Say I have the affine variety $X=\{y^2=\sqrt2x\}\subset\mathbb{C}^{2}$. Clearly $X$ is "definable" over the field $K=\mathbb{Q}(\sqrt2)$, and not over $\mathbb{Q}$. My question is, how do I define this in algebraic geometry form?
At first glance it seems something like "there exists a morphism $X\to spec(K) $ which is locally of finite type", but really this definiton doesn't seem that good, or even very comprehensible.
My question is:
Given a general variety (scheme) $X$, what does it mean in algebraic geometric terms that $X$ is "definable" over $K$?
Given a scheme $X\to \operatorname{Spec}L$ over a field $L$, it is definable over $K\subset L$ if there is another scheme $Y\to \operatorname{Spec}K$ such that the base change $L\times_K Y$ is isomorphic to $X$.
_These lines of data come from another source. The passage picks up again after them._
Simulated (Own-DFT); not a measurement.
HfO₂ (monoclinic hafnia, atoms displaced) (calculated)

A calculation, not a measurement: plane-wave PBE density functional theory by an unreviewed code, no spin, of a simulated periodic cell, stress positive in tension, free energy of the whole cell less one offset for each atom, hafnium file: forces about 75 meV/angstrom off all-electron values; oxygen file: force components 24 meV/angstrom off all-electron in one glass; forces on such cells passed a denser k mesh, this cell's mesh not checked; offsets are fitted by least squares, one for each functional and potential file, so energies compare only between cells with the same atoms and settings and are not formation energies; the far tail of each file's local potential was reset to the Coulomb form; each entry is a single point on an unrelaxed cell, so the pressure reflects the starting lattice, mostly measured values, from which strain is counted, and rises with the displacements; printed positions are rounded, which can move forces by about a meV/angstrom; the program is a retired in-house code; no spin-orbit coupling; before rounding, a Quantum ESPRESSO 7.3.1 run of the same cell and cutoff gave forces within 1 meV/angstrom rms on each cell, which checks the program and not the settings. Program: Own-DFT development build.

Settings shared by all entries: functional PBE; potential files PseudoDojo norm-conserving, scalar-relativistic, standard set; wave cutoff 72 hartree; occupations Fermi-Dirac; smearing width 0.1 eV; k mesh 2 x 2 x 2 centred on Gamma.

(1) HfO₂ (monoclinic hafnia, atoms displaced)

For example, say $X$ is affine, of the form $$X=\operatorname{Spec} \frac{\mathbb C[x_1,\ldots ,x_n]}{(f_1,\ldots ,f_m)}.$$ If all the coefficients of the $f_i$'s belong to some smaller field $K$, then $X$ is defined over $K$, as we can take $$Y=\operatorname{Spec} \frac{ K[x_1,\ldots ,x_n]}{(f_1,\ldots ,f_m)}.$$ Notice that $Y$ has no reason to be unique. For example, the circle $\{x^2+y^2 = 1\}\subset \mathbb C^2$ is the base change of both $\operatorname{Spec} \frac{ \mathbb Q[x, y]}{(x^2+y^2-1)}$ and $\operatorname{Spec} \frac{ \mathbb Q[x, y]}{(x^2+y^2+1)}$, which are not isomorphic, since the former has $\mathbb Q$ points and the latter doesn't.